I am not too familiar with Lab color and Multichannel modes. What are these, and are they helpful for any reason (printing, resolution, etc)? ~Adam


jnmoore ( ) posted Wed, 15 March 2000 at 11:31 AM

Adam, The short answer is "no". CIE Lab is an international standard. I've seen it on Kodak Photo CD's, but nowhere else. It has one small advantage: There are 3 channels, two are for color only and the third is called the luminance channel. This channel has ALL of the detail information for the picture and is in black & white. If you have an image with which you are having sharpness problems, or contrast problems, you can adjust (or sharpen) the lumanance channel only and your colors will be left unnaffected (pretty much, anyway). You can adjust the color channels, using the curves, but you will be able to make coarse adjustments only (it is almost impossible to make fine adjustments in CIE Lab mode). I'm not familiar with the multi-channel mode, so can't help you out there. -Jim BTW check out my 1st ever textures & morphs in the Poser section. It's back away by now, but do a search using jnmoore.

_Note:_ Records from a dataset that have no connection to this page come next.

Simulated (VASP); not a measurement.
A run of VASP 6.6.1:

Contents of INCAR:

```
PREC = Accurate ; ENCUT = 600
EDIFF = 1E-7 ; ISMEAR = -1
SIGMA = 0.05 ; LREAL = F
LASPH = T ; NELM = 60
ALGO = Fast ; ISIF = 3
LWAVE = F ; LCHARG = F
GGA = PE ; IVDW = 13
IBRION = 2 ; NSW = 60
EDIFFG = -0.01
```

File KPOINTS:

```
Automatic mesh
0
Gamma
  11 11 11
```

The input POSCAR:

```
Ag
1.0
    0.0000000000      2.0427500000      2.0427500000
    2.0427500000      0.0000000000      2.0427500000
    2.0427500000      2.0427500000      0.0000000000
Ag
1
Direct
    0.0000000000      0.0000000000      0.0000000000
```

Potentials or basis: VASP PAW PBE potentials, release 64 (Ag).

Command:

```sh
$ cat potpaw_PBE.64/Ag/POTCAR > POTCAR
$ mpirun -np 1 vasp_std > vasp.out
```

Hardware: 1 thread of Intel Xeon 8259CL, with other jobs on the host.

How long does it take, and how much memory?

adam ( ) posted Wed, 15 March 2000 at 7:26 PM

thanx Jim! I will check out your morphs and textures soon. ~Adam


Jim Burton ( ) posted Sat, 18 March 2000 at 5:16 PM

Adam- Most useful thing I've seen I've seen to do with Lab color is convert PC images to Mac gamma and visa-versa. Lab is gamma independant, so if you convert a RGB imabe to LAB, they swith your RGB setup to another gamma (the one in Photoshop, not the one in control panels) and then convert it back to RGB you have just converted it for the other gamma. This is now the recommended method of gamma conversion, I think, as it is more exact than using Image, Adjust, Levels.